1. IN order to attain correctness of pronunciation in Chinese, three conditions must be satisfied; there must be accuracy of Sound, of Tone, and of Rhythm.

Of these three conditions, accuracy of sound, as considered with reference to the expression of it; syllabically or alphabetically, is the least important. We run less chance of being misunderstood if we say lan for nan, for instance, provided that we preserve the correct tone, than if we were to say nan2 when we should have said nan1.

Still, we must have a distinct idea of the syllable we are to pronounce, and as Chinese furnishes, in comparison with our alphabets, nothing but the most imperfect aid to the end in view, we are forced to supply the deficiency by combinations of our own alphabetic symbols sometimes at the rate of their prescriptive values, sometimes reinforcing them by diacritic marks, or arbitrarily constraining them to do a duty for which there is little precedent.

2. Sound.—The values assigned to the letters of the alphabet employed in the spelling of the syllables given below are here considered independently of tone; but the syllable has been spelt generally in the form that appeared to approach nearest to an adequate representation of the spoken sound, and at the same time to admit, without change of the letters composing it, of an application to it of the inflections proper to a change of tone.

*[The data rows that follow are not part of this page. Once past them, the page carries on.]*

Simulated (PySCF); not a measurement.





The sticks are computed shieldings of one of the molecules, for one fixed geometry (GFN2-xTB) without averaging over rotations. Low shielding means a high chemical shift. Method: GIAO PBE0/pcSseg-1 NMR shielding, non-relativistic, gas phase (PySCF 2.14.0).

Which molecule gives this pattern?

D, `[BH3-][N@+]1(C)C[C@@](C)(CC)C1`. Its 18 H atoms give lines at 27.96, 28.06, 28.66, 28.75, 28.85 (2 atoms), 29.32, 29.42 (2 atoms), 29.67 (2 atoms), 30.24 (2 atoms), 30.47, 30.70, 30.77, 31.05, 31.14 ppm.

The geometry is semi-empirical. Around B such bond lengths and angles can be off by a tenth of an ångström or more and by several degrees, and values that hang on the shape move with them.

Vowels and Diphthongal Sounds.

a.
The a in father; when pronounced singly, in particular after words terminating in vowel-sounds, slightly nasalised, as though preceded by 'ng.
ai.
Nearly our sound aye, but better represented by the Italian ai, in hái, amái.
ao.
The Italian ao in Aosta, Aorno; but not unfrequently inclining to á-oo, the Italian au ui cauto.
e.
In eh, en, as in yet, lens.
ei.
Nearly ey in grey, whey, but with greater distinctness of the vowels, as in the Italian lei, contei.
ê.
Nearest approached in English by the vowel-sound in earth, in perch, or in any word where e is followed by r, and a consonant not r; as in lurk. Singly, or as an initial, it has the nasal prefix 'ng stronger than the syllable a.
êi.
The foregoing ê followed enclitically by y. Strike out the n from the word money, and you have the syllable mêi. If the syllable nêi exist at all (which some Chinese, who pronounce it nui, dispute), the êi is most apparent in nêi.
êrh.
The urr, in burr, purr.
i.
As a single syllable, or as a final, the vowel-sound in ease, tree; in ih, in, ing, shortened as in chick, chin, thing.